With Texas windstorm insurance, what you don’t pay for, you won’t get
Take Texas windstorm insurance. The state-run Texas Windstorm Insurance Association provides cut-rate insurance against wind damage from hurricanes and other storms. While originally justified as a provider of last resort for families and businesses who couldn’t get insurance in the private market, TWIA now covers approximately 60 percent of residents in a 14-county Texas coastal region.
But TWIA’s artificially low insurance rates come at a cost. Without actuarially sound rates, TWIA risks being unable to pay out claims when Texas is next hit by a major storm. Such concerns aren’t hypothetical. In 2013, TWIA briefly considered going into receivership in order to stem the tide of claims made after 2008’s Hurricane Ike. Since then, TWIA has considered a number of alternatives to help put the insurer on a firmer financial footing. And even though TWIA’s financial position has improved somewhat, it still has $77 billion in liability.
Inevitably, when an organization like TWIA doesn’t charge enough to meet its liabilities, it has to find the money from somewhere else. Recently, the Texas Department of Insurance issued rules providing for a surcharge on property and auto insurance policies in the coastal region if other sources of funding for TWIA are exhausted.
The new rules have drawn criticism from coastal residents, on grounds that the surcharge would apply only in the 14-county coastal region, rather than in the whole state. Yet it’s hard to see why residents of Lubbock should be required to subsidize windstorm insurance for folks with beachfront property along the Gulf Coast. The real problem with the surcharge is not that it applies to too few people, but that it applies to too many. Under the rules, coastal residents who maintain private windstorm insurance would end up paying to bail out TWIA along with everyone else.

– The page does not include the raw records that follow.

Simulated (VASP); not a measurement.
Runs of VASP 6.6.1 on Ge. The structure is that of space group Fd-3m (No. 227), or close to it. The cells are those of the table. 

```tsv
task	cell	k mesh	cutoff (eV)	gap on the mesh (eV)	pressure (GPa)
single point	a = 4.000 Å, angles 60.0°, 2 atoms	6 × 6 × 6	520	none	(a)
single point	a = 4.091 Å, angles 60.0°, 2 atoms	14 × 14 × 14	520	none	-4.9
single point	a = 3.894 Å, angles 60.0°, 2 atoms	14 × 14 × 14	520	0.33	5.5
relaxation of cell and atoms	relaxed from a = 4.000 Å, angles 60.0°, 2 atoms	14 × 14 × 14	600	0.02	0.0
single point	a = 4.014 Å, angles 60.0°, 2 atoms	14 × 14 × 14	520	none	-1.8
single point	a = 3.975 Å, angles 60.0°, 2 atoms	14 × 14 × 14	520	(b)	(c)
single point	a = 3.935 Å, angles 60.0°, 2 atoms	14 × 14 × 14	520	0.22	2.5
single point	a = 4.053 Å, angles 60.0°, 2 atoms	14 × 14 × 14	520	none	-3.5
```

The Business and Commerce Committee of the Texas Senate is currently looking at ways to reform TWIA. Instead of using indirect and complicated mechanisms to shift costs around, TWIA’s funding problem should be solved by resetting premium rates on an actuarially sound basis. That will help to restore not only TWIA’s long-run viability, but also its status as a true provider of last resort. Artificially low insurance rates may seem appealing, but ultimately, the only way for Texans to ensure that windstorm insurance will be there for them when they need it is for them to pay for it.